Lisus notes the Sarnia dog team had already performed more than 140 drug searches in high schools and the tactic has become widespread throughout Ontario.
He says schools should teach students respect for constitutional rights and civil liberties and “you don’t teach them that by arbitrarily confining them, separating their backpacks, and searching them with dogs.”
Binnie noted that a divided U.S. Supreme Court has declined to grant any constitutional protection against unwarranted searches by narcotic sniffer dogs and “the result of this U.S. jurisprudence is that use of police sniffer dogs for crime investigation sits entirely outside the Fourth Amendment.”
AM’s lawyer, Walter Fox, says police and prosecutors were seeking the wider use of sniffer dogs available to U.S. police.
Frank Addario, representing the Ontario Criminal Lawyers’ Association as an intervener, agreed the court has reigned in the police.
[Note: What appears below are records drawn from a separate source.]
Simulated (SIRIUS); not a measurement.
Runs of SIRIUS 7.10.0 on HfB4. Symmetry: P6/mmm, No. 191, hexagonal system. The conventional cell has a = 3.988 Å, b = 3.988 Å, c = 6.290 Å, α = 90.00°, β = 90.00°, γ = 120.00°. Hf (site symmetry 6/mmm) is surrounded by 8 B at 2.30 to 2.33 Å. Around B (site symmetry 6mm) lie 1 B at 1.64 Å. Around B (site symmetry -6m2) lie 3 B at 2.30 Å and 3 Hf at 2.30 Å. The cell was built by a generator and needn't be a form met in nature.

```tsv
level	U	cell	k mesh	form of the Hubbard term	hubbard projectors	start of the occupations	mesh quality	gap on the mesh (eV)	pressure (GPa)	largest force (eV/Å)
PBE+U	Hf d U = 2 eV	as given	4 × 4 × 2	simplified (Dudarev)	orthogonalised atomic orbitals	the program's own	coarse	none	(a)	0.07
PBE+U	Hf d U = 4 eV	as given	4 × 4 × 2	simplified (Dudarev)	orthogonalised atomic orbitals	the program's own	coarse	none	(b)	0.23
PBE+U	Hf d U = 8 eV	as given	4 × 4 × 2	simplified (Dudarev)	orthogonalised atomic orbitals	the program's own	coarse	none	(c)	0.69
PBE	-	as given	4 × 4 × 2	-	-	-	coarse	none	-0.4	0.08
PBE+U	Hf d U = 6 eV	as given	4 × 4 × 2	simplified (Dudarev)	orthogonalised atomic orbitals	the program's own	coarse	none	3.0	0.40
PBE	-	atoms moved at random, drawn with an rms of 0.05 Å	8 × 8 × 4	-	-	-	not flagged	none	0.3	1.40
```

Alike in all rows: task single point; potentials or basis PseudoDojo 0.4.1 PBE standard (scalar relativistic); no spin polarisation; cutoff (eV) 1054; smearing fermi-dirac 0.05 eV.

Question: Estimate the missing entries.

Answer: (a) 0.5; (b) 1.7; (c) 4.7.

“If the two public places identified in these appeals, bus terminals and schools, are a proper hunting ground for enthusiastic police investigators, where else could they go?” he asks rhetorically.
“Could they go to grocery stores? Could you be sniffed in a grocery store? Could you be sniffed in a shopping mall? Could you be sniffed at your place of worship? Could you be sniffed on a sidewalk in front of your house? Those were on the table.”